Book Review: Alexandra the Great

I have mostly positive things to say about this book, and a few negatives, which is what readers deserve in a critical review.

First, I can’t remember when I have handled a book with such high-quality paper, cover and color images. It’s certainly a fitting homage to Rachel Alexandra, who never gave anything less than her best and will go down in history as one of the finest Thoroughbreds ever to step on a racetrack.

I share the awe most of the racing public holds for this exceptional filly. I followed the career of another great filly, Ruffian, and I was on the Belmont backside when she broke down. My heart was in my throat every time Rachel ran, fearing a similar disaster. But Rachel proved to everyone that she was better than Ruffian and, indeed, a super filly for all time.

I fancied myself as being pretty well versed on Rachel Alexandra, but Deb Aronson’s book gave me new insights into the life of the orphan foal who would grow into “Alexandra the Great.” The book was obviously the result of exhaustive interviews with everyone associated with Rachel, and the writer’s passion for the horse and her human connections leapt off every page.
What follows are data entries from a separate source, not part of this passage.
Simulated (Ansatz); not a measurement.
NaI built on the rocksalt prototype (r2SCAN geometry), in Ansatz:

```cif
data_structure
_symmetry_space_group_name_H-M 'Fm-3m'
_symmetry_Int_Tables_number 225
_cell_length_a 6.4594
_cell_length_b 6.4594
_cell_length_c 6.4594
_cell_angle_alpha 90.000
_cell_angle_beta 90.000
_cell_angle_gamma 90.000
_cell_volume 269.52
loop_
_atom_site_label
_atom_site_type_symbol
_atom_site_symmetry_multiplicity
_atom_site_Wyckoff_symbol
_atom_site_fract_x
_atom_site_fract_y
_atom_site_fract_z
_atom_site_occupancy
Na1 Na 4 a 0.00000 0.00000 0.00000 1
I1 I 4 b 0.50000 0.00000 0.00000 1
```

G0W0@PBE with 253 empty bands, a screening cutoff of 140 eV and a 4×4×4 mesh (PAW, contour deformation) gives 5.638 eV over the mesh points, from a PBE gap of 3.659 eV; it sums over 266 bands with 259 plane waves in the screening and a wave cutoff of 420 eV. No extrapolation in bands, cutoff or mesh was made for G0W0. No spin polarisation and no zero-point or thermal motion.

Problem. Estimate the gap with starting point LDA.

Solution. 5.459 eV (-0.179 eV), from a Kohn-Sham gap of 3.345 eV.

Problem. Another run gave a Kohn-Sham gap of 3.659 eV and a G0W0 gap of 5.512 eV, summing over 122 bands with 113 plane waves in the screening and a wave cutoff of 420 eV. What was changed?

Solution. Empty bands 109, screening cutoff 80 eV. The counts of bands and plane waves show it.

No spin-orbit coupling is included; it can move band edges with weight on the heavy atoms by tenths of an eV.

That said, I have a few caveats for the young readers the book is intended for, and to those of other ages who just can’t help reading anything written about the lovely and astounding Rachel Alexandra.

 In her acknowledgements, author Deb Aronson says, “Although the stories of Rachel I read in my newspaper excited me, I knew nothing at all about the world of Thoroughbred racing.”

It shows. The author’s research served her well–but not well enough to avoid some errors that should have been caught by her knowledgeable proofreaders. During Rachel’s early education, the author mistakenly refers to the halter rather than bridle when describing how horses are introduced to the bit. In the description of the Preakness: grooms do not lead horses to the starting gate. They hand them off to pony riders at the entrance to the track. Jockey Calvin Borel did not “climb back on” Rachel after she reared behind the starting gate. One of the gate attendants would have given him a leg up. In that race, there would not have been “puffs of dust” rising from the horse’s footfalls; no track is that dusty, and the author had said it was drizzling during the post parade.

There are other mistakes that will only be noticed by anyone with more racing knowledge than the average reader or racegoer. Under normal circumstances, small errors lead readers to doubt the veracity of the whole. My advice: ignore those minor goofs and focus on the story, which is well told and accurately documented through the author’s extensive interviews.

Bottom line: Deb Aronson’s Alexandra the Great is a good read–touching, suspenseful and uplifting—a tale for the ages. We may never see another filly like Rachel and it’s good to have her story shared with young readers, accompanied by a complete glossary of terms.

Deb Aronson’s Alexandra the Great: the Story of the Record-breaking Filly who Ruled the Racetrack, is available on Amazon for $18.99 ($25.99 Canada) in hardback, $9.99 Kindle. The hardback is 176 pages long, with 25 color photos.